Respect and recognition of creative minds can contribute to stop brain drain. The policy of equal opportunities to all services, groups and subgroups, creative PSC examination system, fair reward and punishment system can attract talent university graduate. It needs to celebration of result and ending glorifying process. Developing the relationship between supervisor and subordinate as co-workers, enhancing team spirit and group dynamism are other means of motivating employees.

Our bureaucracy must be able to address the problems of the country and the people. People are the job creator. Employees have been receiving their salaries and other benefits from the treasury contributed by citizens in the form of different taxes and royalties. So, bureaucrats are not the ruler of the people. So, such types of conventional thinking pattern and bureaucratic legacy should be dismantled.

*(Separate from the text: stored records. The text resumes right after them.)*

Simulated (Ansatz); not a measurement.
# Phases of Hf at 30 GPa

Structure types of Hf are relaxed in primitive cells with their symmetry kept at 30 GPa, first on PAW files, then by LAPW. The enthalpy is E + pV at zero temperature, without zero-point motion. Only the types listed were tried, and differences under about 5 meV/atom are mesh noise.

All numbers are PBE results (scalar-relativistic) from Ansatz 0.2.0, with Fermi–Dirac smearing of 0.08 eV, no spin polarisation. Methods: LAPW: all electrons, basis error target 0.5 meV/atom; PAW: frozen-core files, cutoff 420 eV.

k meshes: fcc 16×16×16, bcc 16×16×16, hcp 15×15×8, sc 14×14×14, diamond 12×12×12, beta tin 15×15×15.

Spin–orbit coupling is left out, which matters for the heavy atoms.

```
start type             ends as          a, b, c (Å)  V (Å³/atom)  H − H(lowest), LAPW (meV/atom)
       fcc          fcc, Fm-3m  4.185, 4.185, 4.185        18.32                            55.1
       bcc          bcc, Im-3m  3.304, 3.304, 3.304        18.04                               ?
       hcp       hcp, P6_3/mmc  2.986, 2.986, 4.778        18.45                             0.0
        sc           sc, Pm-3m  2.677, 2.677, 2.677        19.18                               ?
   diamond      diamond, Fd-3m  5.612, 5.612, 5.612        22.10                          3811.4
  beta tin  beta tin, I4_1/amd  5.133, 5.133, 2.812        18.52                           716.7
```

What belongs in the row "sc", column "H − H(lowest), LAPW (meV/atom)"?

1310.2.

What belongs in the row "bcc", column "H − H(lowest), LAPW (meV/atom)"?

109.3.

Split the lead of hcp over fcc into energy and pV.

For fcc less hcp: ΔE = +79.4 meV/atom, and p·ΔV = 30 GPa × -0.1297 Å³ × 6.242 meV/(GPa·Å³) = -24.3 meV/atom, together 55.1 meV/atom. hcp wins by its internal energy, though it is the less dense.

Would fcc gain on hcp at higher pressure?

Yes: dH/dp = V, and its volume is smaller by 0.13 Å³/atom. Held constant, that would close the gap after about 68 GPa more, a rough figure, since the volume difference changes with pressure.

The demand of the time is that bureaucracy should be more inclusive. So, it should respect the aspirations of the Women, Indigenous people, Dalits, Madesis, Disabled, Deprived, Marginalized and Suppressed groups and communities. For this, the civil service must be inclusive for certain decades. Some seats of bureaucracy must be reserved as well as empowerment campaigns should be launched side by side. All types of provisions related to the discrimination on the basis of economic, social, cultural, political, religion, as well as race and gender must be strictly eliminated.

We have to build hundreds of infrastructure projects, ensure better healthcare and education system, and improve service delivery, and overall governance system to achieve the long term vision- Prosperous Nepal, Happy Nepali.

From the above explanation of deconstruction ideas it can be concluded that for the sake of country and the people, deconstruction of bureaucracy demands revisiting history, rebuilding structure, redefining norms and values, recreating cultures and traditions, remaking laws and policies, reorganizing tasks and jobs, reshaping behavior and practice, reorienting ethics and integrity, reordering priorities, reestablishing images and identity and so forth whatever barriers and hurdles in the course of reform and development.

For this, existing bureaucracy should be deconstructed by means of rebuilding its structure goal oriented, remaking its laws and policies development oriented, and redesigning its plans and programs result oriented, and reshaping employees behavior human friendly.